Last night in Toronto Academy Award winning film producer Spike Lee was presented with the Toronto Black Film Festival Lifetime Achievement Award at the 8th Edition of the Toronto Black Film Festival. Lee’s debut as a director came in 1986 with the film She's Gotta Have It. He has since written and directed award-winning movies like Do the Right Thing, Jungle Fever, and Malcolm X.
Lee's films explored complex and taboo subjects including race relations, colourism in the black community, poverty, and other political conflicts. Born in Atlanta, Georgia in the the late fifties, Lee is the son of two artists. His mother Jacqueline Carrol worked as a literature and arts teacher, and his father William Lee was a jazz composer and musician.
He has won numerous accolades for his work, including an Academy Award for Best Adapted Screenplay, a BAFTA Award for Best Adapted Screenplay, two Emmy Awards, two Peabody Awards, a Student Academy Award, and the Cannes Grand Prix. He has also received an Academy Honorary Award, an Honorary BAFTA Award, an Honorary César, and the Dorothy and Lillian Gish Prize. Lee is also the first Black Jury President of the Cannes Film Festival.

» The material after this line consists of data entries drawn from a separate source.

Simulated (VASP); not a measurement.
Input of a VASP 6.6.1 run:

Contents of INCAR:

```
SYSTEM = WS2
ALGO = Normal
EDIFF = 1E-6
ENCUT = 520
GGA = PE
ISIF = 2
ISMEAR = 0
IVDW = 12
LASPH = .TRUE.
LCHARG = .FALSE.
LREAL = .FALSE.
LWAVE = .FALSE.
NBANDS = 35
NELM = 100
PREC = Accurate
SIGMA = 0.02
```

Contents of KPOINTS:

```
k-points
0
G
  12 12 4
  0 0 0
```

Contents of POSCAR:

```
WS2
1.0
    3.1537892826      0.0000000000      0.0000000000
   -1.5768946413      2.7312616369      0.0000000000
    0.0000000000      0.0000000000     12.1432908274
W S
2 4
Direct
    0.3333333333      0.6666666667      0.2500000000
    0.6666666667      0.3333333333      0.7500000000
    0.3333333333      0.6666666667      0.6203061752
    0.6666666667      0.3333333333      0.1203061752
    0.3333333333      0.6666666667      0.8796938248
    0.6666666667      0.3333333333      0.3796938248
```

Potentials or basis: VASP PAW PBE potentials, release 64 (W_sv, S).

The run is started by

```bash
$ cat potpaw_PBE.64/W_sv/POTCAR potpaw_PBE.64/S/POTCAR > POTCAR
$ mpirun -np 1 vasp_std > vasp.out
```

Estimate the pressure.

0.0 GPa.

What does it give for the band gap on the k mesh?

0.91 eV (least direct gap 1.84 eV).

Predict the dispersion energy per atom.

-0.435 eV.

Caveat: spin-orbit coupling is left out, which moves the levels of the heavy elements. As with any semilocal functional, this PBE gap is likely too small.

In addition to his work in film, Lee is also a tenured professor at New York University's Tisch School of the Arts, in the Graduate Film Program. Previously he taught a film making course at Harvard.
During the award ceremony, TBFF screened a revised, blu-ray version of Lee’s 2000 film Bamboozled. Starring Jada Pinkett-Smith and Damon Wayans, Bamboozled focuses on the deep-seated racism in North America. Tackling topics such as racial profiling, blackface, and hate crimes, Lee said “This movie is just as relevant in 2020 as it was when I made it 20-years-ago.”
The Toronto Black Film Festival is running from February 12th to 17th and will feature 75 films from 20 different countries, a conversation with the NFL's Malcolm Jenkins, industry panels, and Q&A sessions.